Just don't make the common mistake of thinking that the units on your
receiver's S meter are 6 dB. That can lead to some extremely mistaken
conclusions.

Hams keep insisting that an "S-unit" is 6 dB, while the marks on typical
S-meters almost never are, and sometimes are much different ( 2 dB for
example).

Roy Lewallen, W7EL


The following are my findings on an IC751, which I had previously posted on
another NG:
"As an example; the Icom IC-751 S meter calibration procedure requires that
the S meter adjustment pot be set to S9 +40dB, with 5 mV at the antenna
input. The S meter should then be verified to show: S8 - S9 with 50 uV
input, and S2 - S3 with 5 uV input. Note that this approximates to 3.33dB
per S unit. The amateur standard has traditionally been 6 dB per S unit.

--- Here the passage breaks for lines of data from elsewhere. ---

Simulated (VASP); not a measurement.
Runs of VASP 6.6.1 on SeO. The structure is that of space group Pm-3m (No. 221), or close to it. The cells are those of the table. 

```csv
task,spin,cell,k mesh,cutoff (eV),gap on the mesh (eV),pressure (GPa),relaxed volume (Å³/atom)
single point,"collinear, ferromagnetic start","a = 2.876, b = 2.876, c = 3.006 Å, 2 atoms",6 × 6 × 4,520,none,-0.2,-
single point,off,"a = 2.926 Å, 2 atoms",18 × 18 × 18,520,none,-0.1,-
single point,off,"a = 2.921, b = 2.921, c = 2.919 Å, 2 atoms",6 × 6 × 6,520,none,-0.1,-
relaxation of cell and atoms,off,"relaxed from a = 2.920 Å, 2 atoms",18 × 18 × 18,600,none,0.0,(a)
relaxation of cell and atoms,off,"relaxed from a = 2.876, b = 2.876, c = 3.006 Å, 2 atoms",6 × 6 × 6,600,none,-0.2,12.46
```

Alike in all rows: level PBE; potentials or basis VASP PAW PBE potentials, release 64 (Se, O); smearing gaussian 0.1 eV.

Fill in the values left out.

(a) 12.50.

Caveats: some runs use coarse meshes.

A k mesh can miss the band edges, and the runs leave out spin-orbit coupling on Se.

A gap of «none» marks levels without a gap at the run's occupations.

I have calibrated my IC-751 as per the manual instructions. 50 uV reads S9
+ 15 dB, and 5uV reads S5. Increasing the generator above 5uV requires 11
dB to reach S9, or 2.75 dB per S unit."

I have seen it claimed that linear amplifiers often provide more than the
theoretical gain, and that the cause is some indefinable ionospheric
nonlinearity rather than meaningless S meters!